By Juan T. Gatbonton, Editorial Consultant

Soaring prices of oil and food have set off populist cries for policies that would relieve the hardships the crisis is imposing on the poorest families. Even the bishops are calling for a second look at the expanded value-added tax (E-VAT) and the Oil Deregulation Law that enables oil companies to raise their prices without deference to the Energy Regulatory Commission.

But the financial authorities are not likely to give up the easy-to-collect—if regressive—tax that has fattened government finances so dramatically. As for oil deregulation, it has effectively de-politicized oil pricing—whose fluctuations had set off street demonstrations and transport strikes since the 1970s.

Subsidies govt is paying

To soothe popular feeling, the Arroyo administration has increased the range of direct subsidies it awards to the poor.

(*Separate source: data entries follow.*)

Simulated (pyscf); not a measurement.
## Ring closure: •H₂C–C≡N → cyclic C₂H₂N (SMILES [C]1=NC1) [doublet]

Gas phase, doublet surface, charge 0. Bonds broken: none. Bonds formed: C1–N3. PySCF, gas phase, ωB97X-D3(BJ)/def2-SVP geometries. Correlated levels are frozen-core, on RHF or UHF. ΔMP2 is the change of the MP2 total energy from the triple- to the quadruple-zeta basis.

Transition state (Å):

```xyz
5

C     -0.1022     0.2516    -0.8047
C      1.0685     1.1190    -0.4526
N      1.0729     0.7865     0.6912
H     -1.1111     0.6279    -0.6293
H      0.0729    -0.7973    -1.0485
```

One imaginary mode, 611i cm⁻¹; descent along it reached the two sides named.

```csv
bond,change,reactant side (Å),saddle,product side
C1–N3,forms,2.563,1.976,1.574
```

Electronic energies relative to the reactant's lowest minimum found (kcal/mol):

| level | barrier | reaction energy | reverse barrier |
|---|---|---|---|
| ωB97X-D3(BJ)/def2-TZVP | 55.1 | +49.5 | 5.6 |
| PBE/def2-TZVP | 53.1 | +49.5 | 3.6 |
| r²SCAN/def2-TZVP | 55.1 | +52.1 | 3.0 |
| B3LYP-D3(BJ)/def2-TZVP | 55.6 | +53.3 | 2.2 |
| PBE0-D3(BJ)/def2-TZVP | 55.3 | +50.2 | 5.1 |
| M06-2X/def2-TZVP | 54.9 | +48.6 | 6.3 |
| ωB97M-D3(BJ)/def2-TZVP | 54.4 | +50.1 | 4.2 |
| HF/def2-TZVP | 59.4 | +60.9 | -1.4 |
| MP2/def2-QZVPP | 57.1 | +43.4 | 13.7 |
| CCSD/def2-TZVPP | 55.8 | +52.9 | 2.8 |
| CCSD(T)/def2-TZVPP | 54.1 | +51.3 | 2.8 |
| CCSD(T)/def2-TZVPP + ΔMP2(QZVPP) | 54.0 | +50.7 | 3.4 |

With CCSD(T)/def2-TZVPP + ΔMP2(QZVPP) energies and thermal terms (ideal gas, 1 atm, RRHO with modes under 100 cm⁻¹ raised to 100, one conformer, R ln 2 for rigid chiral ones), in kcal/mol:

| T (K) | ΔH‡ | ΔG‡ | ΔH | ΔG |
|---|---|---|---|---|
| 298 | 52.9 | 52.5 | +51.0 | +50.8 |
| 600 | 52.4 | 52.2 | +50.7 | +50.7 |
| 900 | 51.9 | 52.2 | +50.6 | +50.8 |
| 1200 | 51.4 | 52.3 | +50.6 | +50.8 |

Since November 2005, it has been running two hunger-mitigation programs. The “Food-for-School” program pays one kilo of rice for every day that a child from a poor family attends a public daycare center, pre-school or Grade One class. The “Tindahan Natin” program sells socially priced rice and instant noodles. These two programs cost P2.9 billion yearly.

In addition, the government has begun subsidizing small electricity users (P2 billion). It is also awarding scholarships and student loans (P1 billion) and setting up another P1-billion fund for bus, taxi and jeepney conversions to compressed natural gas.

So far, the administration has committed itself to spend nearly P7 billion altogether in direct subsidies to the poor. And it threatens to spend even more. But subsidies of this type are typically unfocused, wasteful and ineffective. They are no more than dole-outs—handed out more for their political impact than for their practical usefulness.

This is why both the “Food-for-School” program and the socially priced stores cover the 17 cities and municipalities of Metro Manila, the National Capital Region (NCR), though poverty incidence in this region is no higher than 6.4 percent.

Even in relatively efficient states, delivery costs of social-welfare subsidies can run up. In the United States, they exceed well over 17 percent of total program costs. By their very nature, direct subsidies are also hard to monitor. And the bishops are right to worry about the liabilities of corruption.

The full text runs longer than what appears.